The Parent Trap–2010
I’m quite sure that parenting has become an impossible job.
The other day I went to the dentist and while sifting through the pile of two year old National Geographic and Women’s Weekly magazines, something caught my eye. It was a newspaper called “Tot’s To Teens—For Parents Focused on Raising Children Aged 0-12 Years.” There was a big red sticker that said “FREE,” so I didn’t have any qualms about helping myself.
I took the paper home and read it. And that’s when I realized how challenging it is to be a parent. One of the headline articles was “First Day of School—Are You Ready?” It was about preparing a 5 year old for his or her real first day of school.
To be honest I don’t remember my first day of school but I’m pretty sure I was traumatized. Now I know why. My mother hadn’t read “Tots to Teens!”
The article was broken into four basic categories with a checklist sort of thing in each category. One category was “Toilet training.” One of the items was “Does she know not to pull down her knickers until she has closed the door to the cubicle?”
If you were a parent and answered that question “No,” what would your next steps be?
Or how about the “Lunchbox” section: “If you bought a new lunch box, does your child know how to open it?” I pictured the headline: Kindergartner Can’t Open Lunch Box—Starves to Death.”
There is a list of contingencies for which you should give your kid an action plan. One contingency to be prepared for: “The child they usually play with is off sick and she has to make new friends?”
Who is thinking up this stuff? Moon mission pre-launch checklists are less complicated. And the trouble is that buried in all this stuff is important advice like “don’t take candy from strangers.”

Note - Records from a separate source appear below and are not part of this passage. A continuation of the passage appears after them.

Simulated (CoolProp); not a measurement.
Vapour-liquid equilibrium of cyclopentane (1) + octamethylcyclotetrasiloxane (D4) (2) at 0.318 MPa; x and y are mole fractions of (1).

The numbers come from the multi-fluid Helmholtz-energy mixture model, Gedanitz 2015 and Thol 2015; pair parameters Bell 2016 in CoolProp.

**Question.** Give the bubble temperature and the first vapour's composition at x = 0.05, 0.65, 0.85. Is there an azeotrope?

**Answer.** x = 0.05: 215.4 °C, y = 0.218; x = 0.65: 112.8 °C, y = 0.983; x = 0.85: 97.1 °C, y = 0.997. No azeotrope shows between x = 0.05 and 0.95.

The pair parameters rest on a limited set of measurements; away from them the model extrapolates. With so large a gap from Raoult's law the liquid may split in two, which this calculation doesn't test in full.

But it gets worse. There is advertising. Lots of it. For example, a kindergarten is selling their programme for 4 and a half to 5 year olds with the statement:
Highly qualified and motivated teachers encourage and nurture our children to be risk-takers, enquirers, thinkers, communicators, reflective, knowledgeable, caring, open-minded and balanced.
How do you do that for five year olds?
You see what I mean about the challenges of being a parent? You are not only supposed to make sure your kid can open his or her lunchbox and know how to cope with fluid social situations. They must also be a risk-taker, creative, reflective, knowledgeable and caring. Good luck with that.
But it gets even worse when you look at the advertisements, which are conveniently put at the end of the magazine in something called the “Directory.” There are 52 playing card sized ads for various goods and services.
Two of the ads stand out. One is for a clothing store that sells “Designer Childrenswear.” The other is for an organisation called “Kids Love Gifts.” What do they do? The ad explains: “Needing gift ideas or too busy to get to the shop? Kids Love Gifts can do all the work for you . . .”
Here, in the midst of the worst economic downturn since the Great Depression, you can find advertised in a free magazine, designer clothing for (growing) children and you can also hire someone to buy their gifts for them because you as a parent are too busy, or don’t communicate enough with your kids to know what they might want. I knew they had a service like this for busy adults, but I didn’t know parents need it to manage their kids.
But one kind of service seemed to predominate in the directory. So I counted them up and found that 31% of the ads are for party services. (Second place is for products like bedwetting mattress protectors and photographers).
I don’t remember any of my birthdays or birthday parties, but today’s parents are under the gun to make each birthday “The Birthday of a Lifetime” for your caring, reflective, open-minded and balanced child. But don’t worry. You can hire a service to handle it all for you.
The top of the line service (and let’s face it, why settle for second best) includes “Party Planning, Entertainers, Catering and Event Creche.”
Can anyone help me out with the concept of an “Event Creche?” As far as I understand it, a creche is where you put little kids. I’m assuming you don’t spring for a party for your kid and then put the kid in the crèche while you enjoy the magic show. So I’m guessing this is for younger siblings who may not be ready to party hardy. I don’t get it.
There are a lot of things I don’t get. Like why kids attending birthday parties today expect a “goody bag.” This is another service that can be provided. I would have thought ice cream and cake would be sufficient reward.
But no. And neither is socializing apparently. The parties have to be themed and there are companies that specialize in various themes such as magic, fairies, sports, clowns, laser tag, bowling, rock star, and the worrisome “Tarzan Tree Adventures.” I don’t know about you, but I don’t want to know.
It sort of makes you wonder what these kids are going to expect for their 16th birthdays.